Where a leading figure lives is always important, for his or her house tells us a great deal about their character. One might call this “architectural diplomacy”. Louis XIV built the Chateau of Versailles as the embodiment of his absolutist rule. Until then, French kings had lived a peripatetic life, in the capital, in the Île-de-France and in the Loire valley; Versailles changed all that, and no French king or emperor ever dared to live there after the Revolution, a sign that the static remote era of monarchy was now over.
Elizabeth II is closely associated with her various country houses, such as Windsor, Sandringham and Balmoral, and this is the character she projects: somewhat frugal with regard to personal comforts, and devoted to horses, dogs and country life.
Our Holy Father, Pope Francis, clearly understands the concept of the “residence as gesture”, as one of his first acts as Pope was to abandon the papal apartment in the Apostolic Palace, as well as the annual holidays in Castel Gandolfo.
The papal apartment looked rather uncomfortable, from photographic evidence, and though full of big rooms, hardly homely or comfortable, more a place of work than some sort of luxury pad.
Previous popes had free access to the Vatican gardens, as did everyone else with the easily obtainable permission. Back in the day, it was possible to bump into the pope, or at least see him in the distance, if you obtained a ticket to the gardens at a time when the pope was taking his daily exercise. One thing popes never had (and in this they resembled Louis XIV) was privacy.
As for the Casa Santa Marta, where the present Pope lives, that too is hardly private, being a casa del clero, a lodging house for numerous clergy, though the Pope has a whole floor of the building for his own use, and the use of his immediate collaborators.
His living in the Casa Santa Marta has been interpreted as a move to a less ostentatious style of living, though this is an overly simplistic interpretation. But we live in an age of soundbites, and an era in which the simplistic can pass itself off as the simple.
Given the short-circuiting of so much of what should be our public conversation, the advent of Donald Trump on the world stage presents us with a figure who seems the absolute opposite of Pope Francis. Thanks to the Daily Mail, we can now get a look at where Mr Trump and his wife and 10-year-old son live.
The pictures are astonishing. As with Louis XIV, they are designed to project a particular image, one assumes one of wealth and power. The style, reminiscent of the palaces of Saddam Hussein, and the style known as Louis Farouk, must give us all pause.

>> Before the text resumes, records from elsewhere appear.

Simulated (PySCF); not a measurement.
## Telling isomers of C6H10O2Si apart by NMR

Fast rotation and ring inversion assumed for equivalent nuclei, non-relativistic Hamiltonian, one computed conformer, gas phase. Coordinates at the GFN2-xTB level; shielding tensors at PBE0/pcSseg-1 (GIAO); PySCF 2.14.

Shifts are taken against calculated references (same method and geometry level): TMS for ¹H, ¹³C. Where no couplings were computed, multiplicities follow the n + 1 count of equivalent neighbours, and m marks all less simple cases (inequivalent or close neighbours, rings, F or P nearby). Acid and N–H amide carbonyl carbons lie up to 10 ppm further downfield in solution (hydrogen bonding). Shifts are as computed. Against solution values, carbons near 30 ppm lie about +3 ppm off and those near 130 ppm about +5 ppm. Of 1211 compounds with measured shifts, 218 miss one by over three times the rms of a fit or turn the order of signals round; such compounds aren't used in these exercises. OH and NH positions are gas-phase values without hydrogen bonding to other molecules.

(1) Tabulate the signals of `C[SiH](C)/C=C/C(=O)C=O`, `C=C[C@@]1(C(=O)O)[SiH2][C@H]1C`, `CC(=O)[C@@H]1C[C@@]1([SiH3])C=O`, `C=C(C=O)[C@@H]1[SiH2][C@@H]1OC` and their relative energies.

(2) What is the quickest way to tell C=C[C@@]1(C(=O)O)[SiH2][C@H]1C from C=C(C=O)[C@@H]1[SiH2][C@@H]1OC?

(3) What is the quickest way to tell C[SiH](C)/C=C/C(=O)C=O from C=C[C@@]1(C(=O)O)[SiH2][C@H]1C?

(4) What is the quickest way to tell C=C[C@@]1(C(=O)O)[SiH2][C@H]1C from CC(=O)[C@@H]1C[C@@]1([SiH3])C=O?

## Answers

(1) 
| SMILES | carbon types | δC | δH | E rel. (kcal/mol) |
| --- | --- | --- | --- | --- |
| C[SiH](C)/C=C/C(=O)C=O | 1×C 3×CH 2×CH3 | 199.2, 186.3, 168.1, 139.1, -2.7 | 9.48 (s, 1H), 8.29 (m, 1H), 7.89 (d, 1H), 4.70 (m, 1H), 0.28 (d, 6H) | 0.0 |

Has the coming of Trump changed the game? From now on, is humility, or at least restraint, no longer going to make a good impression? Are we entering a new era of glitz, glamour and showmanship? Is St Francis no longer to be our admired patron? Should we rather think in terms of Liberace? If so, what should be the Church’s response? If we are indeed returning to an era of conspicuous consumption (or perhaps that era never went away), the challenges for Christianity are many.
Of all the virtues that the disciple of Jesus is called to cultivate, humility remains one of the hardest to explain and one of the most difficult to live out. It has often been deformed and abused in the life of the Church, used as a weapon to silence inconvenient voices, who have been told to shut up on the grounds that silence is humble and speaking out is a sign of pride. The cult of humility can be used to provide cover for abuses, and to deflect calls for accountability.
But humility should not be confused with servility or deference. It perhaps should best be thought of as a form of affability and approachableness. A humble person is the sort of person who will speak to anyone. There is a revealing line in St John’s Gospel: “At that moment his disciples returned, and were amazed that he was talking with a woman.” (John 4: 27a). Well, they should not have been, because Jesus clearly talked to everyone. That was part of his humility, and the reason that so many flocked to Him: they knew they would not be rejected.
We need, perhaps now more than ever, to preach humility, even to rebrand it, because it may well be more needed than ever.